(587g) Mass Conservation Principles: Macro Vs Micro. A Powerful Learning Road Map In the Scaling of Transport Phenomena | AIChE

(587g) Mass Conservation Principles: Macro Vs Micro. A Powerful Learning Road Map In the Scaling of Transport Phenomena

Authors 

Pascal, J. - Presenter, Tennessee Technological University


The concept of mass is introduced to students from a very young age, and is therefore a familiar topic once students reach the college level. In chemical engineering, the concept of mass is key for the development of a rigorous and useful understanding of professional applications with or without chemical reactions. Separations, drug delivery, environmental remediation and intracellular transport are some relevant examples where concepts based on “mass transfer” play a significant role in analyzing and “sizing” or scaling a device. Didactically, mass conservation offers a powerful road map to introduce students to the framework of conservation quantities and conservation principles, i.e. mass, energy, and momentum.

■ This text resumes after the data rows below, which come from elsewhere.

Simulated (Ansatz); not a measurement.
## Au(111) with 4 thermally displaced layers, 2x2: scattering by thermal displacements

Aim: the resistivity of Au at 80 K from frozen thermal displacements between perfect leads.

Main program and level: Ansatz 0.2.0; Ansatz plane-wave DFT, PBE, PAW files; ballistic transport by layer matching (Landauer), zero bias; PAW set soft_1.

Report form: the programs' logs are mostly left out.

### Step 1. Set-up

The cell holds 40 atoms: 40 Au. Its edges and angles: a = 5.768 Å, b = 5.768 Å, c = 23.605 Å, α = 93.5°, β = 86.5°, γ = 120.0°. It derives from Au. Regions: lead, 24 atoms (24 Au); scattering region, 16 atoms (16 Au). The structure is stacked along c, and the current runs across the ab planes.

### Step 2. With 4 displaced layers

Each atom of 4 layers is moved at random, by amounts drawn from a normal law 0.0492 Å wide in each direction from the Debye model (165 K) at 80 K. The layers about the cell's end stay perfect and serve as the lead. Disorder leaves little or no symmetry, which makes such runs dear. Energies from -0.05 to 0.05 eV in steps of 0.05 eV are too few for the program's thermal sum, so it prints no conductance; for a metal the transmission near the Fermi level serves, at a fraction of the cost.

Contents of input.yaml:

In this contribution, the authors will present a method to introduce engineering students to the conservation of total mass through a fundamental approach that builds upon the previous knowledge of the students.  This approach begins with fully understanding what mass is (i.e. total mass vs. component mass), defining total mass from the continuum scale  followed by systematically deriving the conservation of total mass from a continuum point of view for closed and open systems, and finally incorporating the idea of scaling into the analysis by converting the macroscopic equations into microscopic equations. The authors, here, apply concepts learned by students in calculus, i.e. the Green’s or divergence theorem, Leibniz’s rule of integration, and so on and offer the students an effective illustrative application by introducing the idea of “time-scale switcher” and a “space-scale switcher”. Furthermore, students are connected with the idea that, in transport phenomena, global or macroscopic variables are associated with “integration” and microscopic or point variables are related to “differentials” . In short, the contribution describes an effective road map in educating students on conservation principles in continua. Several details of this road map will be introduced and illustrated.